Don’t be overwhelmed by the challenge: start with small steps. You can’t change the world in one day. But you can for sure change it in 10 years. So don’t wait: start now.

As part of my series about how companies are becoming more sustainable, I had the pleasure of interviewing Luc Speisser.

Luc Speisser is the Global Chief Innovation Officer at Landor and Fitch. He joined Landor in 2005 as Executive Director of Brand Strategy before becoming Managing Director of Landor Paris & Geneva, and lastly President of Landor Europe for two years. Luc has 25 years of experience focusing on innovation and transformation, business leadership, behavioural change, strategy and global brand experience. He began his career leading public health behavioural change programmes for NGOs and the French government, before working at top-tier advertising firms in Havas Group and Interpublic Group.

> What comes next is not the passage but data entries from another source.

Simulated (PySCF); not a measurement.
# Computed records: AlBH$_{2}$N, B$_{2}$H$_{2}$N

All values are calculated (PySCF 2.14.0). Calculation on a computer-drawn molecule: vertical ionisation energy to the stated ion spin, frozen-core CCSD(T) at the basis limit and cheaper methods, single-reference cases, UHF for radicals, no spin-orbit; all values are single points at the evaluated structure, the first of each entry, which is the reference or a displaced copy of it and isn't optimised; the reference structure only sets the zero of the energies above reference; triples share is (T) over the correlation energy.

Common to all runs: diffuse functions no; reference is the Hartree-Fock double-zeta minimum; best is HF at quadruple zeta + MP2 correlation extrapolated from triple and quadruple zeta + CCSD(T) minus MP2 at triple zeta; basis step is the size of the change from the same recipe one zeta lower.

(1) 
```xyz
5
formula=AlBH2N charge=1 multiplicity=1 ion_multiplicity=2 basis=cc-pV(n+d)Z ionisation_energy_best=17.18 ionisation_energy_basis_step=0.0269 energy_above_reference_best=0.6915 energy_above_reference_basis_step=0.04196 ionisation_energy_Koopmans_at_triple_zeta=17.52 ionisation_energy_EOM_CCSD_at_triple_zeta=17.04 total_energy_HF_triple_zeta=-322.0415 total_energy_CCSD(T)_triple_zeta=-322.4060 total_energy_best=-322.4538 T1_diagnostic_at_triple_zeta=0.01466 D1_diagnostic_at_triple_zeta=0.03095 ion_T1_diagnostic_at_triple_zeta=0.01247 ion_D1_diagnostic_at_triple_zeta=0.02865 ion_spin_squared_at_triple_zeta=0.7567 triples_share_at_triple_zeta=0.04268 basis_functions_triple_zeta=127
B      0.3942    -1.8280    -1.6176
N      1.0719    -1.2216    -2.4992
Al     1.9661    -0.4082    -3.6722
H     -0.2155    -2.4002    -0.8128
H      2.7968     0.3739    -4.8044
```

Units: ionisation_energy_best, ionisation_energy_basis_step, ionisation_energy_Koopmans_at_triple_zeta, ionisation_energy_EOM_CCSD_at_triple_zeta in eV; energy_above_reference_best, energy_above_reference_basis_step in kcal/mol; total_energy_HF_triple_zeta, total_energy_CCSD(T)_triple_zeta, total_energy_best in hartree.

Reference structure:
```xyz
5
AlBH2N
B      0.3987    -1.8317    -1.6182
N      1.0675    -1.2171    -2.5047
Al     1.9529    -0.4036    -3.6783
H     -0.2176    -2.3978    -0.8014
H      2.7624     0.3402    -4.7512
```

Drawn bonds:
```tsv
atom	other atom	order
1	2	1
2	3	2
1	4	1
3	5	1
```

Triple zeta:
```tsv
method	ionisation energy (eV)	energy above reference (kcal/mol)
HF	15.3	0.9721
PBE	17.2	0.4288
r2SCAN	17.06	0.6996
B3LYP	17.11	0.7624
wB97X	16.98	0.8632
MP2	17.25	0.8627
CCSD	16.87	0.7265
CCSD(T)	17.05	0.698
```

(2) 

As a member of the Global Executive Team, Luc is responsible for embedding innovation at all levels. Creating new everything, every day, by everyone. Creating and deploying offers to answer client needs and developing new capabilities across the global network — through strong partnerships and strategic talent growth. Luc is also supervising officer for key client accounts.

Luc melds innovative, strategic thinking paired with cutting-edge creativity to build strong teams, and drives excellence in both creativity and business efficiency. As President of Landor Paris and Geneva, Luc completely restructured the teams and the business. As a consequence, the office experienced uninterrupted business growth for seven years and received 94 creativity and efficiency awards since 2013. This includes 1 Effie, 8 D&AD Pencils and 7 Cannes Lions, making Landor the most awarded design agency at Cannes two years in a row. From 2017 to 2019, Luc continued to drive business growth and performance on a regional level, as President of Landor Europe.

He has led numerous ambitious and enduring global branding programs for clients such as Airbus, Citroën, Coty, Danone, the European Commission, Fédération Internationale de Volleyball, Geodis, Kellogg’s, LVMH, Procter & Gamble, Renault, Total, Visa and Volkswagen Group.

Thank you so much for doing this with us! Can you tell us a story about what brought you to this specific career path?

I would say it is a combination of education, passion, and experience.

Let’s start with education. There are two things my mother used to tell me, that have stayed with me: “what counts in life is what you do, not what you have” and “don’t be afraid to do what you believe in”. The first has ignited my gargantuan appetite for pragmatism: do stuff, not just think or talk stuff. The second has installed the chip of authenticity and fearlessness in my brain and downloaded the deep conviction that any problem can be solved if you truly face it, with your strengths and with your passions.

Speaking about passions: my appetite for writing came very, very early. Some children drew, I wrote. Stories, poems, articles. Touching people with my writing is something I realized early on I wasn’t too bad at. Over the years, I discovered that this ability was transferable beyond my native language — French. The idea to find a job where I could use this skill came quite naturally.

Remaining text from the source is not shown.